Also last year, the Hamilton County Board of Commissioners expressed its commitment to building a second parking garage somewhere near the stadium site, but has not yet specified precisely where or how big.

The team made other financial commitments when it signed a community benefits agreement with the West End Community Council. See more on that below.

3. City Council will not approve final design

City Council's vote Thursday will not be to approve the final design details of the stadium and surrounding site vicinity. The way the City Charter structures large-scale development projects like this, to some, is a little counterintuitive.

Here's how it works: Things like sports stadia can only be constructed in areas that are zoned for them. Since West End is predominantly residential, building a stadium there requires a zoning change for the parcels of land that will hold the stadium and its other subsequent facilities.

That's where City Council comes in. Any zoning change must first win approval by the City Planning Commission, then a City Council committee, then full City Council must approve it.

So when City Council members vote today, they will be voting to approve the boundaries of the stadium campus as well as how tall the structures can be -- and nothing else (although some feel other political forces are informing some council members decision to approve the zoning change).

The charter leaves final decisions on the stadium's look, the position and size of on-site parking facilities, and sound and traffic engineering up to the planning commission. The team has moved through several phases of stadium design plans -- including what became an unpopular aspect of the design that created an orange glow around the stadium at night -- but has not offered a final design proposal.

This process leaves some worried that City Council -- and, by extension, their constituents -- don't have enough of a say in the process, since the commission is an appointed board made up primarily of non-elected members. City Council does have one seat on the commission, currently held by Vice Mayor Christopher Smitherman, but he has abstained from all discussions and votes pertaining to the stadium deal because his brother owns a business that has won a contract for part of its construction.

4. Some West Enders feeling pushed out

While the team did not acquire any residential property in West End for its stadium site, it did require the purchase of multiple privately-owned parcels, including a building that used to house Monica's Just Cookin' restaurant.

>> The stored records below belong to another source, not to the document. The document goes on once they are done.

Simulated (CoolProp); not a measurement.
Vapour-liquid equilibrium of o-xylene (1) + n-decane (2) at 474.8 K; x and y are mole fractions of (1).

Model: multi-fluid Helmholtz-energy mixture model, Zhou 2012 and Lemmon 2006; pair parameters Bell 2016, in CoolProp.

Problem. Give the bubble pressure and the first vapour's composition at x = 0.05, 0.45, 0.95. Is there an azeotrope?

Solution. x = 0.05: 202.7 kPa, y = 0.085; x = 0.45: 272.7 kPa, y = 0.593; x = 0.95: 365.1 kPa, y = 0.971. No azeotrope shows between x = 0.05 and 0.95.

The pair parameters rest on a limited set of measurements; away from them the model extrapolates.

The owner, Monica Williams, said she wanted to stay in West End but couldn't find a new space to rent that she could afford for her business.

Another neighbor -- the Cincinnati Ballet -- did not lose their rehearsal facility that sits adjacent to the proposed stadium site, but when the club acquired its land for the development, that footprint included a parking lot the ballet company has come to rely on for its members and other visitors to the building.

As recently as last week, City Council members decided to hold its vote on the team's requested zoning change until the team could work out terms to facilitate a new space for Just Cookin' and a deal to ensure the ballet still has access to nearby parking.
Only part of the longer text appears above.